Your teenage years are supposed to be the time in which you find yourself and figure out where you fit in the world. Are you an athlete or a mathlete? A musician? Maybe you’re a social butterfly with all the connections. Or maybe you’re an AP student with your nose in a book. We always say stereotypes are bad and we try to avoid them, but they are so heavily ingrained in our society that sometimes we stereotype ourselves without realizing it.

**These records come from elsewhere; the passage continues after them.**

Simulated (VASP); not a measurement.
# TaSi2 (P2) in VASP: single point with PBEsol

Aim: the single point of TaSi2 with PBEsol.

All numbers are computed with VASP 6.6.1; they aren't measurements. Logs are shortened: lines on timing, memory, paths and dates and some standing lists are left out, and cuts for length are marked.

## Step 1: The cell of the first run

I’ve never fit in one particular box. I was the nerdy AP student who read Dickens and Bronte for fun. I was the girl who hated chipped nail polish and never left the house without makeup and a carefully pulled together outfit. I was the girl who owned several pairs of boots and lived on a farm, proud of her country roots. I was the girl who loved to marathon The Lord of the Rings trilogy and read all sorts of fantasy in her free time. I was the girl who owned comic book t-shirts and loved playing video games.
I always felt like in order for people to take me seriously, I had to downplay the nerdy, game playing, comic reading, side of myself and only allow people to see the well-read and polished part of me. After all, growing up means giving up on the things society might deem childish, right? Wrong. It took me an embarrassingly long time to realize was that I didn’t have to fit within one single label. Labels are too organized and clean for this messy complicated thing called life.
So yeah I dress up, do my hair, and love wearing heels. But I can also tell you anything you want to know about Marvel comics and I can complete the complicated side missions in order to earn a new trophy on my Playstation account. Just as soon as my nails are dry.